Informal education in the Jewish community is supposed to be fun and playful, surprising and creative. But Arna Poupko Fisher wants one thing to be clear: informal education doesn’t need to be done informally.
“I’ve always felt that the space of informal or experiential Jewish education required a lens of expertise and professionalism that it hasn’t yet been given,” said Poupko Fisher, M² board member.
“M² has already done a tremendous amount in identifying that informal education is, in fact, a field within Jewish education,” Poupko Fisher said. But the term “informal” can be a misnomer.
“People assume it’s haphazard and lacks professionalism and intentionality,” she said. “M² has successfully demonstrated that this field desperately requires attention. There are so many modalities through which the field can be improved, professionalized, and appreciated.”
The opportunities are endless
Poupko Fisher’s more than 25 years of experience in formal education in the Jewish community means she’s seen a lot of different types of initiatives aimed at getting young people involved in Judaism. But the potential for informal education is limitless, she believes.

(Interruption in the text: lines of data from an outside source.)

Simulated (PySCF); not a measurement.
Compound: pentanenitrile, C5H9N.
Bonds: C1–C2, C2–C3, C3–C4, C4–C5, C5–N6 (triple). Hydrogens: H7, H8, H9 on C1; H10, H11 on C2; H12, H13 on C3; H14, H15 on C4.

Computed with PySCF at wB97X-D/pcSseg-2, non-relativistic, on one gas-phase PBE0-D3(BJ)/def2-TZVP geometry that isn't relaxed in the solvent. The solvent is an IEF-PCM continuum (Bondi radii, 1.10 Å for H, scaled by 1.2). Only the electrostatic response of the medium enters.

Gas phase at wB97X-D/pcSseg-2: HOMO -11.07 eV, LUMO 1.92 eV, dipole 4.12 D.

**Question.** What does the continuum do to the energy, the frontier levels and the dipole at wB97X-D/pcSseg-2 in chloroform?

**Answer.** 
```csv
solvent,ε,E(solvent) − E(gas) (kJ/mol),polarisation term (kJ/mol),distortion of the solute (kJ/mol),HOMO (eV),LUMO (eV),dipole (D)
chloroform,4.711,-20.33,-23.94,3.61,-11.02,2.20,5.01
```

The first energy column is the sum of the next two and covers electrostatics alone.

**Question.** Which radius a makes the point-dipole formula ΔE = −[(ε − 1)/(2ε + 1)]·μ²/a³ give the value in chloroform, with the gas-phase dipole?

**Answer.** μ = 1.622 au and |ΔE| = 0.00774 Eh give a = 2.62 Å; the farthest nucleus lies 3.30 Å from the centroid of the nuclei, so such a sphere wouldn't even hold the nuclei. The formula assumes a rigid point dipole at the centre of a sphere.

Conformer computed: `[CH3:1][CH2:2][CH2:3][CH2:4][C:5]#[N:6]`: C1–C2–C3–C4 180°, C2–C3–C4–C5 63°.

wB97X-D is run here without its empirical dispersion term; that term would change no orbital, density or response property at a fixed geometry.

“If Jews are going to be educated, it will overwhelmingly be in this space, because we don’t see an increase in young Jews attending Jewish day school,” she explained. Judaism in 2022 is going to be more about meeting young people where they are, and engaging them in interesting and creative events that aren’t necessarily part of an existing framework.
Informal education will require more flexibility and innovation from Jewish organizations. As with any rapidly changing field, there are a lot of possibilities for programming to fall flat, and for new initiatives to fail.
But there’s good news, as well. Because informal education can fit into such a diverse array of situations and experiences, “the opportunities are endless,” Poupko Fisher said. For her, Jewish youth group as a teenager was a transformative experience. For others, it’s summer camp, or Jewish travel, a spiritual retreat, or events at community centers with a Jewish flair, or adult learning opportunities.
One of the things that drew Poupko Fisher to M² is the organization’s dedication to maintaining the playfulness and spontaneity of informal education, while taking a much more professional approach to finding the best initiatives for engaging and inspiring Jews of all ages and backgrounds.
Is there an ROI on informal education?
Poupko Fisher is well aware that it can be an uphill battle to convince professionals and donors of the importance of informal education. “One of the challenges is ensuring that funders see a strong ROI,” she said.
“It’s difficult to precisely measure the impact of any informal education experience. Often the impact is subtle and comes years later,” said Poupko Fisher.
But that subtle change is exactly why these types of initiatives are so essential, she believes. And Poupko Fisher can attest to the importance of informal education on a personal level, because informal education had such an impact on her decision to make Jewish education her life’s work when she was just a teenager.
“My introduction to the beauty and magnitude of Jewish halachic [observant] life was through informal Jewish education at NCSY,” said Poupko Fisher. NCSY is the youth group of the Orthodox Union in North America.
As a teenager, Poupko Fisher loved music and drama, things that she found intrinsically woven into her Jewish experiences at youth group.
“Shabbat became a beautiful piece of theater and poetry,” Poupko Fisher explained. “Everyday interactions and music became elevated because of their spiritual and historical components.
Something as simple as singing zmirot [Shabbat songs] on Friday night became so powerful because of the meaning behind them.”
A place for everyone at the table
Being on the M² board has inspired Poupko Fisher in different ways, as she has learned from her fellow board members and experienced the novel, creative, and playful approaches the organization is taking towards Jewish engagement and education. That kind of approach is so essential right now, especially for young people.
“It’s not hyperbolic to say that it is a particularly complicated time to be a young Jew,” said Poupko Fisher. “Conversations about identity, culture, values, and Israel are tense. It’s essential to have a safe place to unpack those complexities.”
“M² is not judgmental, and there are no requirements or principles that you must adhere to in order to participate in M². This inclusivity creates a very open space for people to discover and refine their Jewish identity.”
M² Board Member Arna Poupko Fisher, who has lectured in over 130 North American Communities, is on the faculty of the Judaic Studies department of the University of Cincinnati where she teaches Bible and Jewish Thought, and is presently serving as guest faculty at the Hebrew Union College. Professor Poupko Fisher has over 25 years of experience both teaching and working in the Jewish Community. She was the first individual to serve as a permanent, full-time scholar in residence for a Federation when she began her pioneering work as the Judaic Consultant of the Montreal Federation. Graduating from Yeshiva University with degrees in both Jewish education and Medieval Jewish philosophy, Professor Poupko Fisher continued her graduate work in the Doctoral programs of both the University of Toronto and McGill University. She teaches and has published on subjects pertaining to the relationship of Jewish Law to contemporary society and well as the nature of effective leadership. For over 23 years, Professor Poupko Fisher has served on the core faculty for the Wexner Heritage Program and is a frequent Scholar in Residence for synagogues, campuses, and Federations throughout North America.